He also writes trenchantly against a new liberal academic orthodoxy of enforced virtue. He shows how constructs like privilege, microaggression, ableism, safety, identity, and appropriation, that may have a legitimate place in social critique, have become part of a surveillance culture on campuses where fellow scholars of good will can find themselves facing universal denunciation for the smallest, often inadvertent speech infractions, enforcing, while the denouncers assert their political virtues. It creates a culture in which faculty fear to say what they think, and students are taught all the things against which they should take offense.

Boyers is concerned with how this shuts down real inquiry and discourse, and often does little, if anything, to advance real efforts toward justice and equity with persons of color, or of other identities that these enforced virtues are meant to protect. He also is concerned with the lack of real intellectual underpinnings to the slogans used in the denunciation of transgressions, using Susan Jacoby's phrase "junk thought." One example comes in his discussion of cultural appropriation. As with other matters in the book, he recognizes legitimate instances of appropriation but then shows how all writers, including writers of color appropriate. He challenges the idea that those who are not of a particular culture have no right to write about it and cites examples of those who do so with real sympathy, with the intent to honor and honestly present that culture and who get it right in the eyes of persons from that culture.

Boyers in his epilogue soberly assesses the scene:

"In many quarters we are now haunted by the specter of a liberalism increasingly drawn to denial and overt repression. Academic liberals who would have laughed thirty or forty years ago at the prospect of speech codes and draconian punishments for verbal indecorum or "presumption" are now not only compliant but enthusiastic about efforts to enforce standards many of them know to be intellectually indefensible. Those of us who are determined to call what is happening by its rightful name are astonished again and again, by the virulence of efforts to deny what is now unmistakable."

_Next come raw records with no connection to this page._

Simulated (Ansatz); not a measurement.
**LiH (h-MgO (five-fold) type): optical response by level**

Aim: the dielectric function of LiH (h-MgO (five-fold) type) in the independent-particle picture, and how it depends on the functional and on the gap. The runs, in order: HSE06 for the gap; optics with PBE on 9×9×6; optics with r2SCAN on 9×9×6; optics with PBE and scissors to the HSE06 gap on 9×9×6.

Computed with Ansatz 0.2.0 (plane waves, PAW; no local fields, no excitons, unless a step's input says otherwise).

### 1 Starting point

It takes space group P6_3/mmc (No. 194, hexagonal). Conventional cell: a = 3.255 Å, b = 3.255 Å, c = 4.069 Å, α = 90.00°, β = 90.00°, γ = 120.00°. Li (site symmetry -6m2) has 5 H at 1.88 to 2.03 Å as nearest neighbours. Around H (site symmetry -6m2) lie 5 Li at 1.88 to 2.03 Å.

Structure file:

Boyers is describing the shift from the liberal value of honest, fearless exploration of ideas that allowed for difference and debate and discomfort. He decries the loss of a generosity of spirit that assumed good will of one's intellectual adversaries, replaced by a climate of suspicion, an "us versus them" mentality whose resting state is one of hostility and grievance.

What it seems to me Boyers is calling for is perspective and rigorous mental reflection. Privilege does exist. Microaggressions do occur. Sexual violence on campuses and #MeToo make it clear that campuses are often not safe places for women. "Black face" episodes remind us that cultural appropriation is all too real. It seems, though, that to find instances of this everywhere, even among those with the most impeccable liberal credentials, begs the question of whether we diminish the seriousness of flagrant instances by lumping inadvertent or even non-existent slights with these. To put all the onus of offense on the act also seems to take away the agency of being able to choose to be offended, or to choose other, perhaps more conciliatory responses that mend rather than rend the social fabric.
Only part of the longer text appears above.